Quantum Effects in a Mechanically Modulated Single Photon Emitter

TL;DR

This paper proposes a scheme for coupling quantum emitters in h-BN membranes to their mechanical motion, enabling strong interactions, vibrational cooling, and frequency comb generation for advanced quantum and spectroscopic applications.

Contribution

It introduces a novel dispersive coupling mechanism between embedded quantum emitters and membrane vibrations, demonstrating strong coupling and potential for high-precision spectroscopy.

Findings

Strong coupling regime achieved between membrane vibrations and electronic states.

Numerical confirmation of efficient vibrational ground-state cooling.
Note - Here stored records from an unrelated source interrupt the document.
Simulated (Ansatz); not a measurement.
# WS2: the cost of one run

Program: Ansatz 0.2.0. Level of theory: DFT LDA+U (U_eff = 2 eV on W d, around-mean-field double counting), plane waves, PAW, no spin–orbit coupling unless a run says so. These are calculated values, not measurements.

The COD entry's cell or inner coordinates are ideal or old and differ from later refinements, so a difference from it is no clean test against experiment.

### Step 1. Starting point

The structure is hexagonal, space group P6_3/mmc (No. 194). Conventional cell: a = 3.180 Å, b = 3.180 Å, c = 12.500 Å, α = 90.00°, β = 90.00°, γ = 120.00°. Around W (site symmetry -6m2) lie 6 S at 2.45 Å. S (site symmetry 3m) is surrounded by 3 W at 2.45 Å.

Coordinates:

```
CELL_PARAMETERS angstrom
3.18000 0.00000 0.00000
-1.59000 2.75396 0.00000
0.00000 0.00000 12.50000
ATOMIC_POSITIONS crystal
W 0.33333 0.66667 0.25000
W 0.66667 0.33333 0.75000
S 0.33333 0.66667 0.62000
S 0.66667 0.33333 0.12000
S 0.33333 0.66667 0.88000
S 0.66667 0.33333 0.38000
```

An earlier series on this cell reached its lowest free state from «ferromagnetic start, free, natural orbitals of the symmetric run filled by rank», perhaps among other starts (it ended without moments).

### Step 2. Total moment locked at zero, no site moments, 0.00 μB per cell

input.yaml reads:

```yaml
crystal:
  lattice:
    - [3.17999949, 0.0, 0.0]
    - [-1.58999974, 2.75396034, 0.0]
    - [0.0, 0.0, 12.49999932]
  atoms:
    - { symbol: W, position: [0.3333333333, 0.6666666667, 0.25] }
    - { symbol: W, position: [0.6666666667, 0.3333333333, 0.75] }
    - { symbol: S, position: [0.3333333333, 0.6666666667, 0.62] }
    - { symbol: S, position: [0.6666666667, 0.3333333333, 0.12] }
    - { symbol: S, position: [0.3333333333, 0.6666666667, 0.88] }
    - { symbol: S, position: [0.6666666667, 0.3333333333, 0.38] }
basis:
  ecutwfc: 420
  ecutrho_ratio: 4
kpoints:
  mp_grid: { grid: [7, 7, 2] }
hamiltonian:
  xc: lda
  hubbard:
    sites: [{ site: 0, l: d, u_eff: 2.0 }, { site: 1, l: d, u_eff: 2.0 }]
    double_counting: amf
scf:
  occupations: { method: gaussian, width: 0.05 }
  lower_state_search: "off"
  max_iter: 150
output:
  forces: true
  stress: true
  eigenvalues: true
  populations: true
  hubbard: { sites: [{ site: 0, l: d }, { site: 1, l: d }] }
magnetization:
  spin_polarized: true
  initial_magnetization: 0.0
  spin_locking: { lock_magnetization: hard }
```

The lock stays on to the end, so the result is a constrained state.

Emission spectrum exhibits a frequency comb with small spacings.

Abstract

Recent observation of quantum emitters in monolayers of hexagonal boron nitride (h-BN) has provided a novel platform for optomechanical experiments where the single-photon emitters can couple to the motion of freely suspended h-BN membrane. Here, we propose a scheme where the electronic degree of freedom of an embedded color center is coupled to the motion of the hosting h-BN resonator via dispersive forces. We show that the coupling of membrane vibrations to the electronic degree of freedom of the emitter can reach the strong regime. By suitable driving of a three-level $\Lambda$-system composed of two spin degrees of freedom in the electronic ground state as well as an isolated excited state of the emitter a multiple electromagnetically induced transparency spectrum becomes available. The experimental feasibility of the efficient vibrational ground-state cooling of the membrane via quantum interference effects in the two-color drive scheme is numerically confirmed. More interestingly, the emission spectrum of the defect exhibits a frequency comb with frequency spacings as small as the fundamental vibrational mode, which finds applications in high-precision spectroscopy.